Bergen Language Design Laboratory (BLDL)

BLDL has an internal meeting series. Some of these have a content which may be of interest to a larger audience. The program of these are announced here.

Contact Magne Haveraaen for more information.

Seminars 2011

  • Wednesday, 2011-04-06 1315, room 2144
    Eva Burrows (BLDL): Code refactoring, code rejuvenation, code transformation and IDEs
    (Trial lecture for PhD).

  • Monday, 2011-05-23 1315, Auditorium at VilVite, Thormøhlensgt 51
    Eva Burrows (BLDL): Programming with Explicit Dependencies: A Framework for Portable Parallel Programming
    (PhD defence).

  • Tuesday, 2011-05-24 1415, room 2144
    Keshav Pingali (University of Texas, USA): Parallel Programming Needs New Foundations
    When parallel programming started in the 70's and 80's, it was mostly art: languages such as functional and logic programming languages were designed and appreciated mainly for their elegance and beauty. More recently, parallel programming has become engineering: imperative languages like FORTRAN and C++ have been extended with parallel constructs, and we now spend our time benchmarking and tweaking large programs no one understands to obtain performance improvements of 5-10%. In spite of all this activity, we have few insights into how to write parallel programs to exploit the performance potential of multicore processors.
    In this talk, I will argue that these problems arise largely from the limitations of the program-centric abstractions like dependence graphs that we currently use to think about parallelism. I will then propose a novel data-centric abstraction called the operator formulation of algorithms, which reveals that a generalized form of data-parallelism called amorphous data-parallelism is ubiquitous in diverse applications ranging from mesh generation/refinement/partitioning to SAT solvers, maxflow algorithms, stencil computations and event-driven simulation. I will also show that the operator formulation can be used to perform a structural analysis of algorithms that can be exploited for efficient implementations of these algorithms. Finally, I will describe a system based on these ideas called Galois for programming multicore processors.
    These considerations suggest that the operator formulation of algorithms might provide a useful foundation for a new theory of parallel programming.

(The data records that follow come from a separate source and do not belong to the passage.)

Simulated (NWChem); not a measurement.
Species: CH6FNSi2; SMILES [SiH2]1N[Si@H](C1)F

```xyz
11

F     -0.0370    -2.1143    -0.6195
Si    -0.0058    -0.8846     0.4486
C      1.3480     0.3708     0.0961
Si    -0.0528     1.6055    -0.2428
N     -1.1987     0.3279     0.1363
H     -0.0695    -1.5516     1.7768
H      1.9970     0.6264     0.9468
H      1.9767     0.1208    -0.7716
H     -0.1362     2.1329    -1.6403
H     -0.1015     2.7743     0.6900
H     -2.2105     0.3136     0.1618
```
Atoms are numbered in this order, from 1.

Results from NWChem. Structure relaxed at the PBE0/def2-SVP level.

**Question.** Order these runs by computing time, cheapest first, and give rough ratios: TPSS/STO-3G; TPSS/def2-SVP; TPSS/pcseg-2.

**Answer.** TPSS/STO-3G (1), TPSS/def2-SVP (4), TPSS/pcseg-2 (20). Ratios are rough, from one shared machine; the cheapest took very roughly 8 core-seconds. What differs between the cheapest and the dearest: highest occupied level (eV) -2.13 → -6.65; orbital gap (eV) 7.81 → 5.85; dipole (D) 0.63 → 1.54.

  • Tuesday, 2011-05-24 1515, room 2144
    Lawrence Rauchwerger (Texas A&M): STAPL: A High Productivity Parallel Programming Environment
    The Standard Template Adaptive Parallel Library (STAPL) is a collection of generic data structures and algorithms that provides a high productivity, parallel programming infrastructure with an approach that draws heavily in design from the C++ Standard Template Library (STL). By abstracting much of the complexities of parallelism from the end user, STAPL provides a platform for high productivity by enabling the user to focus on algorithmic design instead of lower level parallel implementation issues. In this talk, we provide an overview of the major STAPL components, discuss its framework for adaptive algorithm selection, and show that several important scientific applications can be written with relative ease in STAPL and still have scalable performance.

  • Thursday, 2011-11-03 1415, room 2142
    Michael Löwe (Computer Science department at the University of Applied Science Hannover, DE): Rule-based Refactoring of Software Systems - A Graph Transformation Approach.

Room 2142 (lille auditorium) is in Høyteknologisenteret, Thormøhlensgt 55.
Room 2144 (stort auditorium) is in Høyteknologisenteret, Thormøhlensgt 55.